Hive training : Spark Databox

As part of this section, we will see how to set up the Hive in the Cloudera distribution. We will also understand important concepts related to Hive.

Setup Hive and Impala
Validating Hive and Impala
Components and Properties of Hive
Troubleshooting Hive issues
Hive Commands and Queries – Overview
Different Query Engines
Components and Properties of Impala
Running Queries using Impala – Overview

Hive QL is an abstraction over Map Reduce like Pig and interface is more similar to SQL. Impala is also a Query Engine but instead of Map Reduce it uses different approach while processing data by running queries. We can accelerate the application development in Hadoop ecosystem using hive by writing queries which will generate Map Reduce code to process data.

Cluster Topology

We are setting up the cluster on 7+1 nodes. We start with 7 nodes and then we will add one more node later.

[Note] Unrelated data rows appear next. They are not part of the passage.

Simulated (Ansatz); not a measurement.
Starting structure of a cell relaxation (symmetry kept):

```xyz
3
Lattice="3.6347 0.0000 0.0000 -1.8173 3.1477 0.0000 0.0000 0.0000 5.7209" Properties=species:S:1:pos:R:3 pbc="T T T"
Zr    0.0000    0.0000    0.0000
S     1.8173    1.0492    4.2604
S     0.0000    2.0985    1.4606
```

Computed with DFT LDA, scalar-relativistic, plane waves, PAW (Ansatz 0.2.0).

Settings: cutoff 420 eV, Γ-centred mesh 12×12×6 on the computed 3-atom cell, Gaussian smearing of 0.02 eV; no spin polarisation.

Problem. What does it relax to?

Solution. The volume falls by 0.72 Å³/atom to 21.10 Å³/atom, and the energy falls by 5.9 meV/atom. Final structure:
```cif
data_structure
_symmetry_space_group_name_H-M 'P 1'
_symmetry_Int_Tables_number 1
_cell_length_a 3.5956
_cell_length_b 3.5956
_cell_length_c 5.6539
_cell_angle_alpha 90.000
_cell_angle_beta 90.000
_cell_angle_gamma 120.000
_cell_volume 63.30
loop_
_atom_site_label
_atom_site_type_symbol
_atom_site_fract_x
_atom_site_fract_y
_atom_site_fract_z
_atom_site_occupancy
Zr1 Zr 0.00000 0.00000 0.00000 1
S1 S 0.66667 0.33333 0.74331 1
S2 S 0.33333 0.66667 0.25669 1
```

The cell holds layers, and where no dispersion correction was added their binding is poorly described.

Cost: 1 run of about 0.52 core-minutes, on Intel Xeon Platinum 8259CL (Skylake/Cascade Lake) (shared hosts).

Gateway(s) and Management Service
- bigdataserver-1
Masters
- bigdataserver-2
  - Zookeeper
  - Active/Standby Namenode
- bigdataserver-3
  - Zookeeper
  - Active/Standby Namenode
  - Active/Standby Resource Manager
  - Impala State Store
- bigdataserver-4
  - Zookeeper
  - Active/Standby Resource Manager
  - Job History Server
  - Spark History Server
  - Hive Server and Hive Metastore
  - Impala Catalog
Slaves or Worker Nodes
- bigdataserver-5 – Datanode, Node Manager, Impala Daemon
- bigdataserver-6 – Datanode, Node Manager, Impala Daemon
- bigdataserver-7 – Datanode, Node Manager, Impala Daemon

Learning Process

We need to follow the standard process while setting up any software.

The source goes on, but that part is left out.